New Delhi :
CBI was today given the last chance to complete its further probe in two months in a 1984 anti-Sikh riots case in which Congress leader Jagdish Tytler was earlier given a clean chit for his alleged role, with the court saying justice delayed amounted to justice denied.
Additional Chief Metropolitan Magistrate Shivali Sharma pulled up the CBI for not taking proper steps to complete the probe, as directed by the court earlier, and made it clear that if no fruitful results are shown in these two months, the agency’s Superintendent of Police would have to explain.
The court’s direction came when the CBI prosecutor filed a status report of ongoing probe and sought two more months to file the final report.

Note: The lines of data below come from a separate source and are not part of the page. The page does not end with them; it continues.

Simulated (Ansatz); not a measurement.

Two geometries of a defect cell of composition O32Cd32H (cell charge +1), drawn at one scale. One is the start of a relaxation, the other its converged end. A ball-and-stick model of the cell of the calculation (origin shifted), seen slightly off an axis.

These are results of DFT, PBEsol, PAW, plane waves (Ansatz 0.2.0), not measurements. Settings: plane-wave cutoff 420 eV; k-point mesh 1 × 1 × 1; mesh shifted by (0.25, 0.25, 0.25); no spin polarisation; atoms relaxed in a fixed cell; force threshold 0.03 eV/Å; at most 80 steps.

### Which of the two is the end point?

“I have perused CBI’s status report and the case file. From perusal of the report and case file, it appears proper steps are not being taken to complete the probe as directed by the court earlier. Still in the interest of justice and on the asking of the investigating officer, further two months time is given to complete the probe,” the magistrate said.
The court made clear in its order that if “no fruitful results” are given even after two months, then the concerned SP of CBI would have to appear before it for an explanation. It also remarked “justice delayed is justice denied and it is a fact,” apparently indicating the delay in the probe.
During the hearing, senior advocate H S Phoolka, who was representing the complainant and riot victim, argued that he has a right to know the status of the probe and said CBI should be asked to give a copy of its communication with the High Commission of Canada regarding some information.
The court, however, said if no fruitful results come out by September 14, the next date of hearing, CBI is directed to give copy of its communication with the Canadian High Commission to complainant Lakhvinder Kaur for her assistance.
During the hearing, the court posed several questions to CBI including when it was going to file the final probe report, what was the problem in giving to the complainant a copy of its letter written to the High Commission of Canada and why it has not given complete available details of one Narinder Singh, son of a key witness against Tytler, to Interpol authorities.
“Why are you (CBI) not giving available Canada address of Narinder Singh to Interpol and Canadian authorities? You are not giving them complete details and you still want Interpol to help you and trace the person for you? How is it possible,” the ACMM asked. During the hearing, the prosecutor said the agency was taking the case seriously and effective steps are being taken.